An increasingly common path for STEM graduates who enter the workforce is to find opportunities “outside of the lab” where they leverage their technical and analytical skills in the world of business. For many scientists and engineers, pursuing an MBA can round out their skill set and open doors to management careers.

In the late 1990’s, there was recognition that physical science and science technologies would benefit from a professional master’s degree; this led to the formation of the Professional Science Master’s initiative in 1997 that now includes over 356 programs at 165 institutions (including one at the University of Utah where I work). A significant difference between PSM programs and the traditional physical science M.S. or Ph.D. is the focus on industry based projects and internships as part of the degree in place of an academic thesis—while still completing graduate level courses in their scientific field. Additionally, students supplement their science courses with graduate level training in communication, leadership, writing and other areas often neglected in traditional STEM programs yet valued by employers.

There is a consistent message, both from businesses and policy makers that leading industries (biotechnology, data science, cyber security, software engineering, and others) can not fill high skilled positions. Why?

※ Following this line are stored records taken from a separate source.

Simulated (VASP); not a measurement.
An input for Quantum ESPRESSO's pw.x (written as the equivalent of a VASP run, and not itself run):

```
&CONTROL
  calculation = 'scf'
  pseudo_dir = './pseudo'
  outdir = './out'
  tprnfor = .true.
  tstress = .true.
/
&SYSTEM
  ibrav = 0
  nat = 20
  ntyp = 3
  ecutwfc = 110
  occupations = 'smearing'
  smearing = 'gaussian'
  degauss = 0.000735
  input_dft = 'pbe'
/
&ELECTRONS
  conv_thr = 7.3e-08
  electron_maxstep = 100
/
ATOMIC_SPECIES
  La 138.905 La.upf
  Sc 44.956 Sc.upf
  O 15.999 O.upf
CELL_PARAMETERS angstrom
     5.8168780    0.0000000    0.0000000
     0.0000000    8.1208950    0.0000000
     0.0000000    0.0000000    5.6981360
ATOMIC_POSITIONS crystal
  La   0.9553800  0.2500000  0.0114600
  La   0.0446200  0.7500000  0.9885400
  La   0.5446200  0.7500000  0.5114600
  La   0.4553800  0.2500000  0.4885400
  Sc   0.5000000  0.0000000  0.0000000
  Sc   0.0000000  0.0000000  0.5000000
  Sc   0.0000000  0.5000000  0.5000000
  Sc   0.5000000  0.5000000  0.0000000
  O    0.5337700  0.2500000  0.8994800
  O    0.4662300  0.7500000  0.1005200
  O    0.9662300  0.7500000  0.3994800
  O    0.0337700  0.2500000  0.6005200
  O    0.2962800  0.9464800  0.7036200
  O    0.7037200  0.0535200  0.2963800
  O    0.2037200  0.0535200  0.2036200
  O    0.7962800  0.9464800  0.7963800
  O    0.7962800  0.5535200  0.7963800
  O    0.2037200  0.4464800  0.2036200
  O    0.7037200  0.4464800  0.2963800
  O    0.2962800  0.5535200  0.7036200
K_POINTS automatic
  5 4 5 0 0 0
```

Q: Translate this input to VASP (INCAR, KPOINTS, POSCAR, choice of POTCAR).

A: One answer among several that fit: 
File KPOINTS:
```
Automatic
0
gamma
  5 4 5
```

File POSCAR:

We need to work with students early. These careers require people to follow a challenging academic path that probably starts with high school math. In these new jobs for the 21st century, you WILL use algebra every day (and statistics and calculus, too). Strong math skills developed in high school are a good proxy for success in undergraduate science and engineering, but a four-year science degree is not enough in fields where the technical and intellectual challenges are large. Modern industries have moved toward specialization since the industrial revolution, and now that specialization takes longer than what can be obtained in a four-year undergraduate program. Everyone—students, teachers, employers—needs to understand the road to success is long.

It takes WORK to push through scientific and technological challenges. It can be mentally (and physically) exhausting. I often find myself in the role of “coach,” and it is rewarding to see determined students working to advance their careers by developing new skills. They will be positioned to fill the employment needs of today’s industries. It is emotionally satisfying when you succeed in solving problems—which what most scientist and engineers do.

Grading on a curve

Grading on a curve. The term gets thrown around a lot, especially on a university campus; however, it has meaning beyond academics.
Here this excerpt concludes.